Here is what I do to get 1000+ beakers per turn on deity. Got some ideas from tommynt and few others on civfanatics. I find the players who are good and read all their posts, most posts here are noise (not making any judgement on noise.) Last deity science win I was over 1200 beakers per turn (went Inca, I just love their incredible production and start bias - plus saving lots of money on roads. With start bias and hill movement, great at defending vs enemies in start hard to attack.)
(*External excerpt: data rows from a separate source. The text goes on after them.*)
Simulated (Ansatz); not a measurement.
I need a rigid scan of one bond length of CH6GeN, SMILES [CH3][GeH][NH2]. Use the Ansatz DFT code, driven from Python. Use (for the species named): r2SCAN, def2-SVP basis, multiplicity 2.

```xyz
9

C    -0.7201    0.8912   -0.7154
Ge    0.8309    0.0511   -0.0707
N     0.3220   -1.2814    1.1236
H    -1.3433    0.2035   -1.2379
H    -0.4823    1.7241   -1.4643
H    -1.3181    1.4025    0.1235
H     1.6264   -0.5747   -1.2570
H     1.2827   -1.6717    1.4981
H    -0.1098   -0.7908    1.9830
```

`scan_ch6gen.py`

Here is my post from "deity challenge" where no trading with AI allowed except lux-for-lux: (played an isolated start, I wanted to see how I tech vs AI.)
http://forums.civfanatics.com/showthread.php?t=473761

Policies:

*Go strict liberty, and delay building monuments in my other cities until I know that my first policy after liberty will be rationalism. Once in renaissance culture building very important. Had 6 cities. Building settlers without liberty takes way too long I think. Longer settler build time means longer stagnation time and hammers wasted. You will have to buy some tiles as borders grow slower, but you are saving $ for not having to maintain monuments.

*After liberty, take left hand side of rationalism for sci bonuses

*In industrial age, open order then go for 25% sci from factories

*Rationalism finisher or more Order for production/gold... still playing with both. The 2 free techs require 3 rationalism policies... for 2 policies I can get to massive production with order, and then get the happy bump from rationalism. For me, the bottleneck has not been 2 techs but getting Apollo/space parts/ hubble ASAP (even with bulbing hubble with my GE from faith, it still takes a few turns.)

Religion:
Getting 10% growth bonus pantheon is a big deal for me, AI doesn't seem to value as much as I do.
Don't even need religion, just need lots of faith! Even in a low faith game I can buy 1 great sci (need to open rationalism) and 1 great engineer (need to open Order.) In a high faith game, 3 great sci and 2 great engineers. These great people make a huge difference. Caution: you can only buy great ppl with faith in cities that have a religion.

Specialists: this is the key, and why rationalism needs to be open ASAP. Cities must be big enough to fill all science slots, still have production and hopefully still grow some.

Bulbing: timing is very important. Sometimes a great scientist has to be bulbed to get a tech to survive, but saving as many as u can for 1000 sci per turn is a big deal.
 
Eternal peace maps kinda shift the deity meta game to a completely different world. While it may be beneficial to practice on "easier" maps, I sadly don't think it's as simple as what Silverfuturist depicted under most played conditions.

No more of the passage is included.